She bequeathed her estate to the trust, in order to provide for the education of Hawaiian children, and the trust helped form and support the Kamehameha Schools, according to Princess Pauahi's last wishes. The first trustees of the school created two boys' and girls' trade schools, and the legacy began from there. However, by the mid-1990s, the Trust was ripe with corruption, mismanagement, and illegal activities and it took quite a public outcry to end the abuses going on at the trust.

The law sought to work in the Bishop Estate case in several ways. Outcry against the Trust began in the 70s, particularly about how trustees were appointed and how funds were managed, but nothing ever came of these public protests. By 1997, things were so bad at the Trust that investigative reporters began to analyze how the Trust worked, from how trustees were appointed to the salaries trustees paid themselves, and details began to come out that would shock the state and overhaul the trust.
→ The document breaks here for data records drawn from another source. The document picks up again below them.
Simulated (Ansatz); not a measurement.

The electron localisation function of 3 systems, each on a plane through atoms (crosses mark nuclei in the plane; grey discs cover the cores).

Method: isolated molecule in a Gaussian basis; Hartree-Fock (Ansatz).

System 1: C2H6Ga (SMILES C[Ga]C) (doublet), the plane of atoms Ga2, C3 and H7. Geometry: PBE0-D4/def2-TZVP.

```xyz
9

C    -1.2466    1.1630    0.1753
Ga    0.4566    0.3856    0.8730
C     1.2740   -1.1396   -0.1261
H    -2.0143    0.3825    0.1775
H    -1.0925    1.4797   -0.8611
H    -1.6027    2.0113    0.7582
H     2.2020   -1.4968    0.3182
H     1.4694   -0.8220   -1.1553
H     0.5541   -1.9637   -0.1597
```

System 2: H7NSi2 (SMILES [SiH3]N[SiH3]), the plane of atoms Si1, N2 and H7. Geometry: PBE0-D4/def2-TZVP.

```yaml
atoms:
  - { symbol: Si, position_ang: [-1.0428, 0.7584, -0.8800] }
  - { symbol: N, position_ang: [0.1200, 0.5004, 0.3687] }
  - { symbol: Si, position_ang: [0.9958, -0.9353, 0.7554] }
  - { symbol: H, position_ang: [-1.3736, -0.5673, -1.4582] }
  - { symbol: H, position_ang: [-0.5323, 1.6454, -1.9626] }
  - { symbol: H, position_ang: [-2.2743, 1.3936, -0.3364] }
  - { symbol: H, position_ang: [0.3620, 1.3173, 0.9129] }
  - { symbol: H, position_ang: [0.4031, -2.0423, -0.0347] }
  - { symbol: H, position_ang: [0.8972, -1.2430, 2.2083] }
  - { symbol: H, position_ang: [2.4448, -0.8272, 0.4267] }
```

In 1998, the Hawaiian Legislature passed a bill limiting trustee pay to "reasonable compensation." This came about because the trustees were paying themselves exorbitant salaries ($120,000 for the head trustee), when the trustees of many other non-profit corporations made approximately $6,000 per year (King and Roth 7). This went against common law and the reputation of most trusts to manage their money effectively and inherently for the good of the trust. The authors note, "Under English common law, trustees were expected to serve without compensation unless the trust document said otherwise" (King and Roth 100).

However, since there was no accountability or review of the trustees and their actions, they continually gave themselves high salaries, raised those salaries whenever they chose, and kept the numbers secret so the public would not protest where the money was going. Also in 1998, Hawaiian Governor Benjamin Cayetano instructed Attorney General Margery Bronster to investigate the Bishop Estate (King and Roth 167).

This came about after the essay "Broken Trust" ran in the Honolulu Star Bulletin, breaking the story that the trust was corrupt, had no oversight, and one of the trustees was literally making the Kamehameha School into a living nightmare for students and staff because of her iron will and erratic decision.

Also under scrutiny were the State's Supreme Court justices, because they appointed the trustees, and they did not appoint CEOs or other businesspeople, as would be expected, they appointed "powerful politicians" and friends who would do them favors (King and Roth 162). In 1999, the law again intervened when Judge Bambi Weil removed trustee Lindsey permanently (Lindsey was the trustee who had taken over management of the Kamehameha School and caused so much chaos at the school) (King and Roth 251).

In addition, early in 1998, Judge Kevin Chang accepted another trustee's temporary resignation and removed the other trustees temporarily (King and Roth 254). All this was an attempt to finally reign in the Trust and the trustees, and to give a measure of fiscal control to a trust that was literally out of control and rampant with corruption and abuse.

All of this corruption, although it finally was controlled, was allowed to go on for decades, and millions of dollars of money that should have gone to the schools was squandered as a result. Eventually, the trustees were all charged with over $200 million in surcharges, but in a plea deal, those charges were thrown out (King and Roth 279).

The authors had a clear purpose in writing this book, and it was to make public the convoluted case of the Bishop Estate, and how it came to be so full of mismanagement, greed, and corruption, and how that traveled all the way up the ladder to the State Supreme Court. They created a book that cried out for justice, and they offered specific examples of the corruption and arrogance of the trustees.

For example, they report on Trustee Lindsay's failure to report for a bankruptcy prison sentence after she lost her trusteeship, because she was "taking care of her husband," who had been spotted at a Las Vegas casino rather than at home on his deathbed (King and Roth 265). This is just one example of how the trustees conducted themselves both before and after the first "Broken Trust" essay hit the newspapers, and how they seemed to think they were above the law.